November 2008: I’m sitting in the bright autumn sunshine by a busy road in the heart of Southend-on-Sea, Essex, England. I’m at the Camp Bling road protest site (www.campbling.org), where three years ago we first built a small tree house with a view to occupying the route of a highly controversial and hotly opposed dual carriageway scheme.
The occupation by local activists was purely a strategic one to deter central government decision makers who might provide construction funding for the local authority project, but we unintentionally sparked off the beginnings of a thriving and often lively community and counter-culture within the seaside town.
For many people who have been disempowered by local representative politics, we provide a different space to drop into: somewhere to spend time, to share stories and company, and somewhere to be part of a situation that for once is on our own terms. The action to defend the site is less abstract and much closer to home for them in comparison to dealing with issues such as climate change on a global level.

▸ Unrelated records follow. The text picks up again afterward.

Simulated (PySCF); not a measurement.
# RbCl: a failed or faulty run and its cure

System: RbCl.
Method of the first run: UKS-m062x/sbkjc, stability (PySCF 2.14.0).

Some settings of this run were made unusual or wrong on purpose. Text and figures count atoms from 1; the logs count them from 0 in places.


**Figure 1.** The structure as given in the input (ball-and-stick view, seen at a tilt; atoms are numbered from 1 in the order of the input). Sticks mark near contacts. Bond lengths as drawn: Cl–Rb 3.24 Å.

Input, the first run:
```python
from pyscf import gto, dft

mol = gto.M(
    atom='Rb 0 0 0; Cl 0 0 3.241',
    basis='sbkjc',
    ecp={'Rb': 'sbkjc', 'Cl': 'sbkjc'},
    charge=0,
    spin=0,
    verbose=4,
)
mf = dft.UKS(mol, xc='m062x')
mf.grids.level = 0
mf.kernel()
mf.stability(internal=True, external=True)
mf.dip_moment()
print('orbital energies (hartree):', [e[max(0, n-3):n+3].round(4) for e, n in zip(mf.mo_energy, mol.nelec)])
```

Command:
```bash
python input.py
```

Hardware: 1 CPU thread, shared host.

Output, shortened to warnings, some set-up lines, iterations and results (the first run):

Many of the past and present occupants have also arrived via the mainstream environmental movement. Experience gained from many campaigns both won and lost over the years has helped our understanding that overall the world situation continues to deteriorate, as the issues we voiced begin to gather apace and run out of control.
On September 23rd we marked three years of community occupation with an emergency relaunch in response to environmental catastrophe as it unfolds. What started as a campaign against the road has now also become about a different view of how we see the world after our very own paradigm shift. The age of exuberance is long over, now we prepare for crash in the only way we know how – by facing up to it together.
Years ago when I worked in the auto industry, there was a marketing term known as ‘white space’ which defined an unoccupied gap in the market. I think about the definition often and consider that Bling has now joined the handful of others in the environmental equivalent of this phrase. Events had overtaken us and our single issue message to the point where we felt compelled to take the leap to become overtly and explicitly counter-cultural in all that we do.
Another way of saying this is that we couldn’t hold back any longer for fear of challenging the business as usual mindset. Thanks to the thinking of people like Jan Lundberg at Culture Change and Derrick Jensen, plus our hard earned experiences from the road, we knew that the western industrialised system as it is currently configured could not and should not be saved.
So here we are; a small band of people coming together to defend a piece of the earth, and to help each other through both the good and the bad times. A flashback to the past – or just one small blueprint for the future maybe?
Whatever your passion, we hope that you find your Camp Bling equivalent.